The bipartisan bill, titled the Responsible Financial Innovation Act, was announced Tuesday by Sens. Kirsten Gillibrand (D-NY) and Cynthia Lummis (R-WY). If passed, the legislation would give the Commodity Futures Trading Commission much of the control over the regulation of digital assets, most of which would be categorized as commodities such as gold and wheat.
Lummis said the legislation “creates regulatory clarity for agencies charged with supervising digital asset markets, provides a strong, tailored regulatory framework for stablecoins, and integrates digital assets into our existing tax and banking laws.”
The bill came after months of discussion among leaders in both parties, including Senate Minority Leader Mitch McConnell (R-KY) and Finance Committee Chairman Ron Wyden (D-OR).
Most of the major cryptocurrencies, such as Bitcoin and Ethereum, would be defined as “ancillary assets” as part of the legislation and would be overseen by the CFTC. While the CFTC already oversees futures contracts for those two coins, the bill would give the CFTC oversight over the spot market.
The bill also envisions cryptocurrency trading platforms registering with the CFTC.
“The United States is the global financial leader, and to ensure the next generation of Americans enjoys greater opportunity, it is critical to integrate digital assets into existing law and to harness the efficiency and transparency of this asset class while addressing risk,” Lummis said in a statement.
While many in the cryptocurrency industry are pleased with the legislation and that it sidesteps the SEC, those who want to see digital assets more stringently regulated have been left disappointed by the proposal.
“The status quo would be better than this bill,” Todd Phillips, the director of financial regulation and corporate governance at the liberal think tank Center for American Progress, told the Washington Post.
“So many of these tokens are securities and need to comply with the regular, usual securities laws, and this bill tries to create a special crypto-specific disclosure regime that I don’t think discloses all the information investors need to fully evaluate whether to purchase a security,” he added.
SEC Chairman Gary Gensler has been pushing for stricter regulation of the cryptocurrency sphere.
During an appearance at the Aspen Security Forum last year, Gensler implored Congress to help rein in the “Wild West” of cryptocurrencies.

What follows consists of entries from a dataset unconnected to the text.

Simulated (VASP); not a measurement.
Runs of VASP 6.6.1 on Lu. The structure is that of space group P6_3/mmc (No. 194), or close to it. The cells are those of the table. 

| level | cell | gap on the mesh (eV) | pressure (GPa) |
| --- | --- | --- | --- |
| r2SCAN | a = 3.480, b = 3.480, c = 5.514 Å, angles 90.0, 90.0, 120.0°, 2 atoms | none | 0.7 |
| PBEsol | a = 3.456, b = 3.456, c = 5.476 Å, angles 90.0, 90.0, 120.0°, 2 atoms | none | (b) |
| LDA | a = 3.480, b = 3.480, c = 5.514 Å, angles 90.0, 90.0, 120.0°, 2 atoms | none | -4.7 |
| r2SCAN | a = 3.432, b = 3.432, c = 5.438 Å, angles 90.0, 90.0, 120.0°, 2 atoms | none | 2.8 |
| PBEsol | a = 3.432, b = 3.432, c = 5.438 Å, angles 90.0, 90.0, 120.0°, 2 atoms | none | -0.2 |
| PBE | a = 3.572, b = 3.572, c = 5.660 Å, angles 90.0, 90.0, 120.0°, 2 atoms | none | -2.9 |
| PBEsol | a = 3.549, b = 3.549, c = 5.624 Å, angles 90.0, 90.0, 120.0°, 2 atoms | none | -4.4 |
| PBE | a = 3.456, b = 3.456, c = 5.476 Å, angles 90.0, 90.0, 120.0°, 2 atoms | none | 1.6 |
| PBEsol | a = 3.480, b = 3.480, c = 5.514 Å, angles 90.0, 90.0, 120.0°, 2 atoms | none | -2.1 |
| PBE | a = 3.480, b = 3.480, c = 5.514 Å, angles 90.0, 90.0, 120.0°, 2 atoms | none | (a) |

Gensler said that while his agency has taken and will continue to take its regulatory authorities over digital assets “as far as they go,” regulatory gaps remain.
Bitcoin and other cryptocurrencies have had a tough year. Bitcoin has struggled to remain above $30,000 in recent weeks as the Federal Reserve raises interest rates and fears of a recession continue. It was trading at about $69,000 just last November, representing a significant decline this year.